Where $k$ is the number of Fermat primes known, which is an interesting upper bound, perhaps worth studying.

5. This is rather trivially shown, by noting that $\varphi{(n)} < n$ for all $n > 1$ (by definition).

6. Pick an arbitrary integer $a_1$ in the tree, and assume it appears twice at different locations.

Now compute $a_2 = \varphi{(a_1)}$. This, by definition, moves us one level up the tree, in both locations, so the parent of the two locations of $a_1$ must be the same.

Now compute $a_3 = \varphi{(a_2)}$, which means the grandparent of $a$ must also be the same, for both locations of $a_1$.

Repeat until we're reached the root of the tree. So we've apparently got two identical branches of the tree, all the way from the root to the two locations of $a_1$. But recall problem (3), and it should be clear that those two locations must in fact be the same. Therefore, any integer in the tree can only appear once.

7. Let $n = 2^1$. Then $\varphi{(2^1)} = 1$, so $2^1$ is in the tree.

Now let $n = 2^2$, then $\varphi{(2^2)} = 2^1$, which is in the tree, so $2^2$ is in the tree.

Repeat ad infinitum.

$\therefore$ the tree contains all powers of two, and is therefore infinite.

This is kind of a lazy man's proof, but the next problem is more general so I'm avoiding repetition.

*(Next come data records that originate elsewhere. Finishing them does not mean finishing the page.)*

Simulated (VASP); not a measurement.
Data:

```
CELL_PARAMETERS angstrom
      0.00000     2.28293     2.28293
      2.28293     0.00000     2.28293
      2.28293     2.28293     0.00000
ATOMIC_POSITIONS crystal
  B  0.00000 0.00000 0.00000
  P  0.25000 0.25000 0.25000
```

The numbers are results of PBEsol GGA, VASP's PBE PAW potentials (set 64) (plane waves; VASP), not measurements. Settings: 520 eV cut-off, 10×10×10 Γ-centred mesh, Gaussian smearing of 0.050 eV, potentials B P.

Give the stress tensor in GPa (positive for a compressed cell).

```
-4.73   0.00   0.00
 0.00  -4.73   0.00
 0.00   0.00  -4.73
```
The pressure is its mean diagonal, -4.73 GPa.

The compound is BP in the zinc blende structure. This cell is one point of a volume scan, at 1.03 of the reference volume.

8. Take an arbitrary positive integer $n$. Consider the sequence:

$$a_0 = n ~ ~ ~ \text{and} ~ ~ ~ a_{n + 1} = \varphi{(a_n)}$$

From our proof to problem (5), it's easy to see that this sequence is strictly decreasing:

$$\lim_{i \to \infty} a_i = \varphi{(1)} = 1$$

Which proves that $n$ is in the tree. Therefore all positive integers $n$ are in the tree, only once, due to problem (6).

9. Recall the tree will contain all integers less than and including $m$ (this doesn't immediately follow from (8) but the proof can be trivially adapted). Consider the sequence:

$$0 < a_0 \leqslant m ~ ~ ~ \text{and} ~ ~ ~ a_{n + 1} = \varphi{(a_n)}$$

We already know this sequence is strictly decreasing, for any $a_0$, from (5). But at what rate? The maximum value for $\varphi{(a_n)}$ occurs when $a_n$ is prime, clearly, so at the very least the sequence will decrease by 1. However, we can (and must) do better - if $a_n$ is prime, then $a_{n + 1} = a_n - 1$ and will clearly no longer be prime, except for the unique case $a_n = 3$. Consider the case of $a_n$ semiprime, with $p \approx q \approx \sqrt{a_n}$:

$$a_n = pq ~ ~ \implies ~ ~ \varphi{(a_n)} = (p - 1)(q - 1) = a_n - (p + q - 1) \approx a_n - 2 \sqrt{a_n}$$

What about $a_n$ when it has three prime factors, with $p \approx q \approx r \approx \sqrt[3]{a_n}$?

$$a_n = pqr ~ ~ \implies ~ ~ \varphi{(a_n)} = (p - 1)(q - 1)(r - 1) \approx a_n - 3 \left (\sqrt[3]{a_n}^2 - \sqrt[3]{a_n} \right )$$

Clearly, as you add more and more factors, the rate at which the sequence decreases will increase. The limiting case is (of course) the case $a_n = 2^m$, where the sequence is quite simply halved, and this is a minimum.

The probability that a randomly selected $p$ less than or equal to $m$ is prime, is asymptotically $\frac{1}{\ln{(m)}}$.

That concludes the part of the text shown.